It's been known for many years (Harvard Business Review, April 1985) that word of mouth, or as they call it "one-to-one conversation", is the most potent form of communication (see chart).

Fast-forward to today and it is even more important. After all, we no longer have to physically meet to have a conversation. The use of a phone, cellphone, texting, skype, e-mails, tweets and all of the social media can really be lumped together as one-to-one. And often what seems like a private one-to-one conversation, is in reality carried out in the public domain. Actions that appear to have happened in total privacy increasingly pop up in public, sometimes much to people's embarrassment.

What happened in Las Vegas no longer stays in Las Vegas, it is global. Any journalist will tell you "off the record" no longer applies and social commentators will tell you the word "privacy" has been withdrawn from use.

South African politicians seem particularly naive, ignorant and uncaring of the damage they do to the country's reputation by their utterances and actions.

As the great US investor Warren Buffett puts it: "It takes 20 years to build a reputation and five minutes to ruin it. If you think about that, you do things differently."

We currently have many examples of issues that relate to reputation. And it is worth recalling that reputation and perception colours everything we think about.

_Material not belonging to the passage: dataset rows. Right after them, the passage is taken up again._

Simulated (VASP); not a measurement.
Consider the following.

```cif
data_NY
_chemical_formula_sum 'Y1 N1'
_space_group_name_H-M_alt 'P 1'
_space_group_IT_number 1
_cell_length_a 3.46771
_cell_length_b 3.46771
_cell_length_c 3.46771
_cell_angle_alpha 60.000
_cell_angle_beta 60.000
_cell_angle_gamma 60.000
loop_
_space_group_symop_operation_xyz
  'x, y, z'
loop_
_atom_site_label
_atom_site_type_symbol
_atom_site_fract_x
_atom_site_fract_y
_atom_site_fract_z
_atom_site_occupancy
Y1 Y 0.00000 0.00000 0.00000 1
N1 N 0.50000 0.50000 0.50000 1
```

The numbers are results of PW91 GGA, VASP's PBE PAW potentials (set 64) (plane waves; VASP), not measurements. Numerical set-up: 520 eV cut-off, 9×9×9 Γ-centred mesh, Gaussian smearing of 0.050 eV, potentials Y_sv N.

Just to list a few recent examples:

  • Julius Malema, who through his words and actions, makes the ANC look like a leaderless anarchistic rabble. Worse, his actions harm the reputation of South Africa, all its citizens and is a reason not to visit or invest in the country.
  • Chief Rabbi Warren Goldstein telling Judge Richard Goldstone, one of the world's most respected legal minds, that he doesn't know how to do his job either factually or morally. As well as some other unmentionables.
  • Fifa, through its draconian approach to business, failing to connect with the hearts and minds of most of South Africa. Look outside South Africa and there are lots of marketing activity relating to football, creating a huge vibe and much engagement. The official sponsors might have the local stage to themselves, but it is minuscule in relation to the world stage.
  • Hitachi, the Japanese conglomerate that on its website makes no mention of Africa, and locally claims to have business relationships with a company whose backgrounds and roots it failed to check. No mention either who the directors are, the people who should take fiduciary responsibility for this debacle.
  • It's all very well in saying "we carried out a due diligence" - as in the case of Hitachi - but who did it, what were their credentials, what were their terms of reference, et cetera?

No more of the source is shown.